The casual game industry has unearthed another farm / gardening game. Magic Farm – not to be confused with Magic Seeds – makes a nice entry into the world of sims and role-playing games (RPGs). Gameplay and scenery resemble both the recently released Bloom Busters and Grimm’s Hatchery, but although the game isn’t original, it offers many elements to avoid being just another clone with a new theme.

Magic Farm charms and enchants especially thanks to Robin, the dragon help mate. Robin helps a young girl with no name find her missing beloved parents. To find her parents, she needs to work on a farm to raise money for trips and trades with the townspeople. Finding her parents only takes up half of the game. The other half sends the girl on quests where she completes a variety of tasks.

The town folk guide the girl on her journey, buy plants from her, and sell items to help her. Managing the farm requires staying on top of food and water supplies, beating off monsters and bugs with a stick or whatever tool at hand, feeding plants, and gathering bloomed flowers. A level lasts for one day, so a clock appears to show how much of the day is left. The timing of a day changes – it’s not clear how this works.

Robin helps with all the tasks and, unlike other games involving a helper, does a great job of not crashing into the girl while working. He’s a pleasure to have around as company and never annoys while the two work hard cultivating the variety of beautiful plants. The two travel from farm to farm and discover new plants and more aggressive bugs and monsters.

The plants range in price. The first farm has plants priced at $20 (chamomile), $40 (cash tree) and $80 (rose) while the cheapest plant on the second farm costs over $80. Plants also evolve into two other plants that a strawberry plant starts out as a basic red strawberry and eventually changes into silver and golden strawberries. Advanced plants such as the tigerbloom ($85), fern (212), and light ($425) command higher prices, but are harder to come by.

The flowers cost more when selling them as a bouquet instead of as singles. For instance, selling three single flowers is worth $6, but selling them together as a bouquet is worth $12. The Flower Shop has a nice set up showing the flowers in inventory and the available bouquets to make. After finding the parents, the Flower Shop turns into a chore. Since making bouquets pays better, it grows old to keep moving single flowers into the matching bouquet one-by-one. Sure, you can move faster and just sell them all as individuals, but then it takes longer to raise money for whatever you need.

The game moves too slow in its first hour or so, and it takes time to build up a nest egg. Since Robin and the girl travel from farm to farm, they start from scratch when arriving on a new farm. The game has plenty of surprises along the way, and no matter how much money you have, be ready to start over. To divulge more details would spoil the fun, but rest assured that it’s the quests and surprises along the way that will eventually stir curiosity and captivate players.

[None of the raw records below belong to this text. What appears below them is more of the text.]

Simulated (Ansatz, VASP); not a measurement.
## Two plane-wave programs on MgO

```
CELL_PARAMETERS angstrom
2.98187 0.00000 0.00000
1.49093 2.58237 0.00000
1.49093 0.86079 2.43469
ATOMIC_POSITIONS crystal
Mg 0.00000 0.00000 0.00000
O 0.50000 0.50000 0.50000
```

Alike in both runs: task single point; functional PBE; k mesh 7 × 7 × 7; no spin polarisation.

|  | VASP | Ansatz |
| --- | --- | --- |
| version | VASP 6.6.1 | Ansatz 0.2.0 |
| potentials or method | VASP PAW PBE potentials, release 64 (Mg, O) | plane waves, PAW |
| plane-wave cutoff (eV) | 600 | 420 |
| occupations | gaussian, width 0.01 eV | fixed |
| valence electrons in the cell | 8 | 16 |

The quests can take time – sometimes too long – to finish because of specific requests. For example, you may need 30 of a certain species of flower. One day, you’ll get five of them and then don’t see them again for four days. Thanks to the unpredictability of the adventure, the cumbersome tasks don’t feel as tedious.

Like traditional RPGs, Magic Farm gives the girl and Robin three skills each including trading, farming, pest control, and watering. As they both gain experience, their skills advance. This means they get faster in completing tasks, sell plants for more money, and buy plants at cheaper prices. The skill levels work like those in Virtual Villagers, where you get to choose which skills to level up. A skills bar appears on the screen, and whenever it fills up players gain a level.

While earlier versions of Magic Farm had technical glitches and other issues, the developer continues to implement suggestions from players. In the version we reviewed, for example, the developer had improved the text and item sizes to make them more readable and recognizable.

With two adventures (finding parents and going on quests) in one, Magic Farm brings a rare combination of features to the casual game genre. Overlooking the little imperfections comes easy because the game engrosses players and compels them to find out what’s next in their quests.